0

I am trying to read a file representing a numeric matrix with 4.5e5 rows and 2e3 columns. First line is the header with ncol+1 words, while each row begins with a row name. In txt format it is around 17G in size. I tried using:

read.table(fname, header=TRUE)

but the operation ate all 64G of RAM available. I assume it loaded it in a wrong structure.

Usually people discuss speed, is there a way to import it so it fits properly? Performance is not a primary issue.

EDIT: I managed to read it with read.table:

colclasses = c("character",rep("numeric",2000))
betas = read.table(beta_fname, header=TRUE, colClasses=colclasses, row.names=1)

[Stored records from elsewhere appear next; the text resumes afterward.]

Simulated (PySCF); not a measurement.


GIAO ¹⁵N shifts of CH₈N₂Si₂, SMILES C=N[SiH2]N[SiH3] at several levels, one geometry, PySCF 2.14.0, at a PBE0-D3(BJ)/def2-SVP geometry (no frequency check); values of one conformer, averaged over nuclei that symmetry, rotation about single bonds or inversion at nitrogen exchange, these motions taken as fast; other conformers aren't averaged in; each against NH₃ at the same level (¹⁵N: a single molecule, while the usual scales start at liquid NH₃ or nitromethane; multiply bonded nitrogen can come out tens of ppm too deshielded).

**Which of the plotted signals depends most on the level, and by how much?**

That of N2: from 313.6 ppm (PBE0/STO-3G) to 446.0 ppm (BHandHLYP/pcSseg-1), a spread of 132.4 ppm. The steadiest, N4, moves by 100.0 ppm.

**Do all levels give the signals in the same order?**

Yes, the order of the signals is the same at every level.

But documentation still recommends "scan" for memory usage. What would be the "scan" alternative?

Cindy Almighty
  • 903
  • 8
  • 20
  • this is likely a duplicate of https://stackoverflow.com/questions/1727772/quickly-reading-very-large-tables-as-dataframes or answer can be found there – Sirius Mar 22 '21 at 17:53

1 Answers1

0

There are several things you might try. Google about reading large files and they might point you to using 'fread' in data.table. You can also try 'read_delim_chunked' that might help. Also break the file into smaller pieces, read each one in, write out an RDS file. When complete you might be able to read in the RDS files and combine using less space.